A “Panel” Discussion
We’re all for solar panels – and all “alternative” forms of energy production. We don’t necessarily buy into the whole global warming theory, but we do think humans have an obligation to be good stewards of the planet they’ve inherited.
Solar power and other clean energy sources provide us with ways to be good stewards … not to mention solar is an energy source which is abundantly available at a time when energy consumption is at its highest.
“Solar produces power when utilities need it most,” one advocate told FITS recently, referring to peak summer months.
Again … fine by us. Of course while we embrace clean energy, we do not support taxpayer subsidies for solar provides (a la Solyndra) nor we do support energy tax hikes which go to fund an unwieldy, unaccountable environmental bureaucracy. Alternative energy sources need to be market-driven – and there is no greater big government scam than the notion of “green jobs.”
Speaking of the free market, it currently costs an estimated $32,000 to install a residential solar system – an investment which pays for itself in about five or six years. Recognizing the potential for profit, solar companies are looking to set up shop in South Carolina – hoping to take advantage of stacked state and federal tax credits which would enable them to recoup more than 55 percent of the installation costs.
There’s a problem though … South Carolina’s state-owned public utility (that’s right, our state runs a friggin’ utility company) and the electric cooperatives it powers are fighting them tooth and nail. Why? Because they don’t want to lose customers, naturally.
In fact the cooperatives and their bought-and-paid for politicians – like S.C. Rep. Bill Sandifer (RINO-Seneca) – are pushing hard against legislation which would allow third parties to take advantage of these credits.

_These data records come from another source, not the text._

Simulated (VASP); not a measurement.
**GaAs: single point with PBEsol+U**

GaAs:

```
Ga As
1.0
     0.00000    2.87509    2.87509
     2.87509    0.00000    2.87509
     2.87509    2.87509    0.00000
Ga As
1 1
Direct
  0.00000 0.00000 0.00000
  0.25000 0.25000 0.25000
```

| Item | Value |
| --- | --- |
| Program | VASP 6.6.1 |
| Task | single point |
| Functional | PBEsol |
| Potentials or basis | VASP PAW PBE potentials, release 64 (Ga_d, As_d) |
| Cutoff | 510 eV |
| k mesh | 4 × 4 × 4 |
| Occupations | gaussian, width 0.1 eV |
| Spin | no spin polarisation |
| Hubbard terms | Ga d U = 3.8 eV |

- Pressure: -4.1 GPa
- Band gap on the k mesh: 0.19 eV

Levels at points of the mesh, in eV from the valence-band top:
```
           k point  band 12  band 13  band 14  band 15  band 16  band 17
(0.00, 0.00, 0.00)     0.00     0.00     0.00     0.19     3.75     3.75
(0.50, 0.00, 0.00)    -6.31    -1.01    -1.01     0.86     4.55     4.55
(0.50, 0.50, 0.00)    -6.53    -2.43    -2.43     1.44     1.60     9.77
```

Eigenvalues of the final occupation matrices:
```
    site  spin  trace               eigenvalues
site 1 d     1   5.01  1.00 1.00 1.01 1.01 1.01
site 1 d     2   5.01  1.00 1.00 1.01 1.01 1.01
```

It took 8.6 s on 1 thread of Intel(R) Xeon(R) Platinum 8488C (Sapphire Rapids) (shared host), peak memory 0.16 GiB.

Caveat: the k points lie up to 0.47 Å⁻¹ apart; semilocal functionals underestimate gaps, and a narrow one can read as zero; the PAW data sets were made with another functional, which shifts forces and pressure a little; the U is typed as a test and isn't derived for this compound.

Hmmmm … we’ve got to be honest: We’re more than a little bit confused here. In a battle between a subsidized industry and a government-run industry, who should the taxpayers support?
According to solar proponents, the state-owned utilities are fighting for “the preservation of electric monopolies in the face of evolving technologies, falling prices, and innovative financing mechanism which are attracting significant private capital investments.”
That’s true … but it’s easy to get investment when you only have to pay 45 percent of the cost, right?